Gulf Saver project continues in effort to restore Pass a Loutre WMA

Wildlife management area coastal restoration work latest in Gulf Saver Bags project.

A project aimed at restoring habitat at Pass a Loutre Wildlife Management Area at the terminus of the Mississippi River continued in November with the deployment of 4,000 so-called Gulf Saver Bags, the Louisiana Department of Wildlife and Fisheries announced today (Dec. 14).

Gulf Saver Bags are biodegradable burlap bags filled with a site-specific, custom mix of all natural humus, organic matter, vital nutrients and microbes to provide a base for plants to thrive.

Marsh grasses are planted directly into the bags, and the bags degrade over a three- to four-month period after the plant roots have been successfully established.

This is fourth deployment of Gulf Saver Bags on the WMA in the past 12 months.

The work is coordinated by the Restore the Earth Foundation, and is accomplished with the use of Americorps volunteer teams from the National Civilian Community Corps Southern Region. LDWF staff assisted with delivery of volunteers and materials to the sites.

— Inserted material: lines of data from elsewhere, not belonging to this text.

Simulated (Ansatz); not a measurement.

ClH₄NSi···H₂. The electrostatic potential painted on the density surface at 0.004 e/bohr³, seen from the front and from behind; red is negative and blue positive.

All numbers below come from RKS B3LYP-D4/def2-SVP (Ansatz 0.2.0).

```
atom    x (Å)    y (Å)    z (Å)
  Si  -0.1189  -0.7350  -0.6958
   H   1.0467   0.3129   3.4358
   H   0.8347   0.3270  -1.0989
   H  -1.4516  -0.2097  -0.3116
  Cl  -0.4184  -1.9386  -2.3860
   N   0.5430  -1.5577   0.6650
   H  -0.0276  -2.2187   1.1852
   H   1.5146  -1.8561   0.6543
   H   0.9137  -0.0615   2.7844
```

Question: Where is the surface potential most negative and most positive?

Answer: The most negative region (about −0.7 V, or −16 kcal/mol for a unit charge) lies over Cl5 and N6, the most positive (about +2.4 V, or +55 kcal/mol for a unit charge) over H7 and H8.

Funding for the Gulf Saver Bags utilized in the November deployment was provided by the Clif Bar Foundation and In Good Company. Additional volunteer support was provided by Eileen Fisher and representatives of Annie’s Homegrown, the Children’s Creative Learning Center, Effect Marketing, Hyphae, Quality Bicycle Products, States Logistics, Seventh Generation and Timberland.

Pass a Loutre WMA, at the mouth of the Mississippi River, provides valuable wildlife habitat within one of nation’s most important migratory bird fly-ways. Portions of that habitat were severely impacted by hurricane activity in 2005 and 2008, and oil from the Deepwater Horizon oil spill in 2010. The WMA encompasses 115,000 acres and is the oldest wildlife management area in Louisiana.